By Donna Miles
American Forces Press Service
April 18, 2008 - Twenty-five years after terrorists detonated a massive car bomb, killing 52 people at the U.S. Embassy in Beirut, President Bush urged unity in condemning terrorism he said continues to threaten the United States. The Islamic Jihad Organization, today known as the terrorist group Hizballah, launched the April 18, 1983, attack that left 17 Americans and 35 Lebanese citizens dead. Those killed included Marine Cpl. Robert V. McMaugh, an embassy guard, and Army trainers Sgt. 1st Class Richard Twine, Staff Sgt. Ben H. Maxwell and Staff Sgt. Mark E. Salazar.
Employees of the State Department and U.S. Agency for International Development and members of the Central Intelligence Agency's Middle East contingent were also killed.
President Ronald Reagan quickly denounced the "vicious terrorist bombing" as a "cowardly act" that would not deter U.S. goals of peace in the region.
Bush marked the anniversary of the Beirut embassy bombing in a statement released yesterday remembering those killed and honoring the sacrifice of their family and friends and those wounded in the attack. He called the anniversary "a timely reminder of the danger U.S. diplomats, military personnel and locally employed staff bear in their service to the the United States."
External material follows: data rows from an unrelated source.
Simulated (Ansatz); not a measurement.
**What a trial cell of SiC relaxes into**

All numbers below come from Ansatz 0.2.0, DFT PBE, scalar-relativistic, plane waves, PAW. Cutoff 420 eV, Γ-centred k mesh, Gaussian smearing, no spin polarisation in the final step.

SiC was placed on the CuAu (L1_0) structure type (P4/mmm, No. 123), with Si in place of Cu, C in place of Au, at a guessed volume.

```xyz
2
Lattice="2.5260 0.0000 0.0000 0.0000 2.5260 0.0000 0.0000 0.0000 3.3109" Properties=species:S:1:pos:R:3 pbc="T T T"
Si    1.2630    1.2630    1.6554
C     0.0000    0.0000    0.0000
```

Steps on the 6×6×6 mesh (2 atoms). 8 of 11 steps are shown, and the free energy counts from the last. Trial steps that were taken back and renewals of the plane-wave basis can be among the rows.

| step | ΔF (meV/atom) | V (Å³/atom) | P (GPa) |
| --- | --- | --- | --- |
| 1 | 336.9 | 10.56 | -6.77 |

"Since the Beirut attack, we and citizens of many countries have suffered more attacks at the hands of Hizballah and other terrorists, backed by the regimes in Tehran and Damascus, which use terror and violence against innocent civilians," Bush said. "All nations should condemn such brutal attacks and recognize that the purposeful targeting of civilians is immoral and unjustifiable."
The bombing was the deadliest terrorist attack the United States had ever faced in its history, although more attacks were to follow.
The Beirut embassy bombing opened a new chapter in attacks against Americans overseas. Six months later, on Oct. 23, 1983, two truck bombs struck barracks in Beirut that houses U.S. and French members of the Multinational Force in Lebanon. The attacks, which occurred 20 seconds apart, killed 241 U.S. Marines, as well as 58 French servicemen and six civilians.
Other embassy attacks were to follow: in 1998 on the embassies in Dar es Salaam,Tanzania; and Nairobi, Kenya; and in 2002 on the U.S. Consulate in Karachi, Pakistan.
Bush noted that the people of Lebanon have remained resilient despite living the better part of three decades living under the threat of violence, assassinations and other forms of intimidation.
"They and their leaders continue to work for a peaceful and democratic future, even as Syria, Iran, and their Lebanese proxies seek to undermine Lebanese democracy and institutions," he said.
"The United States will continue to stand with the Lebanese people and their government as they struggle to preserve their sovereignty and independence, seek to bring justice to victims of terrorism and political violence, and seek election of a president committed to those values," Bush said.